Pastors, like sons, must learn to listen.  We cannot afford to cut off the complaint of those who find themselves in such a position.  But neither can we leave them without the clear and abiding counsel of God's Word.  The Lord knows the weakness of our hearts and the afflictions we bear and until He delivers us fully and finally from the burdens that fill our lives with pain and sorrow, He has given us the promise of His Word as our comfort, His presence with us in the day of trouble, and His grace sufficient to carry us through this suffering even as it will carry us through death to everlasting life.
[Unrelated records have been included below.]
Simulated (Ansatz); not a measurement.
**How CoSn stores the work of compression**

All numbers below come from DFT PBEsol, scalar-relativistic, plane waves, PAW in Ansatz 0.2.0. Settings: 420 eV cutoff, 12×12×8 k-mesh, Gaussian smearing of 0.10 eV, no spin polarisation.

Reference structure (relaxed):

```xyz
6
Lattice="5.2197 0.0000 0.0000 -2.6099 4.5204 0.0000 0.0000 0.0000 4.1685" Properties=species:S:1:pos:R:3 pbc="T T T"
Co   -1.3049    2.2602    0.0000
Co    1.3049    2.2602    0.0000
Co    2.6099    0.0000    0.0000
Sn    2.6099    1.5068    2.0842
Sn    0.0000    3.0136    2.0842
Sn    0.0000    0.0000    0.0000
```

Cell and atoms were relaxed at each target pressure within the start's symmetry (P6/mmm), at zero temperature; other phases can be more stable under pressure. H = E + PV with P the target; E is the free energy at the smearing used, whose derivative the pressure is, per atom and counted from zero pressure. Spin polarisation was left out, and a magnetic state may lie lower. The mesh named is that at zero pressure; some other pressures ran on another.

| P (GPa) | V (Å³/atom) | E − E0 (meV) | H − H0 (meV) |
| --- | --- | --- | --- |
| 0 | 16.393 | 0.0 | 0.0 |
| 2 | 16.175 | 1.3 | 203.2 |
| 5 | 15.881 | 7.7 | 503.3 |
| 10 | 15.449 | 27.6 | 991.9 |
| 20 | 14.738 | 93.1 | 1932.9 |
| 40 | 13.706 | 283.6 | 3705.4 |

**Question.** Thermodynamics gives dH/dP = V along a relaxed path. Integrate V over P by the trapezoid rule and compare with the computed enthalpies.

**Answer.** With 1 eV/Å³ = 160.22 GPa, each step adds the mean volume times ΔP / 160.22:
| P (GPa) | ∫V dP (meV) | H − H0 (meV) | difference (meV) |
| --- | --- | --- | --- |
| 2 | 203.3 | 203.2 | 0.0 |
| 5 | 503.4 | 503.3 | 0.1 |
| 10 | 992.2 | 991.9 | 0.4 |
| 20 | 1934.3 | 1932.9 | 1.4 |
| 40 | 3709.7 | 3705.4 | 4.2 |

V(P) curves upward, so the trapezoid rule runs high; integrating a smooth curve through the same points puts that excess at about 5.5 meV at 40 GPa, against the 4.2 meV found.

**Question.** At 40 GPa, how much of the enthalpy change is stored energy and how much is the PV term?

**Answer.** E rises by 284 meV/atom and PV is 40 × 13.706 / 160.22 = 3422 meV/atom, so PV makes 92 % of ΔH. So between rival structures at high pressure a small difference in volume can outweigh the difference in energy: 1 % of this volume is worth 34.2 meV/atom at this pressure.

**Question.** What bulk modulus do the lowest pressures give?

The Psalms are the first place we go for consolation.  After all, David was not without his own complaints to the Lord and his own insistence that his life was no longer a joy but a burden he was not sure was worth bearing.  But read through the laments of David and you find yourselves led past the trials and troubles to the end, into the presence of God and the sufficiency of His grace that will not fail His people.  You will look in vain to find Scriptural support for the way we banter about the term quality of life and decide if our lives are worth living.  But you cannot avoid the great comfort of God for those whose lives are filled with pain, sorrow, doubt, and despair.  Not in the least is the fact that God has judged our lives as priceless because of the priceless currency of His Son whom He gave to save us and who willingly suffered all things for us that we might be His own and live under Him in His kingdom here and forevermore in heaven.  Judge your life not by the quality of the moment but by the value the Lord has attached to it with the salvation freely given to you but at the cost of Jesus' agony and death on the cross.  This is what I say to and pray with my mother as a son who loves her and this is what I say to and pray with the people in my care as a pastor who loves his people.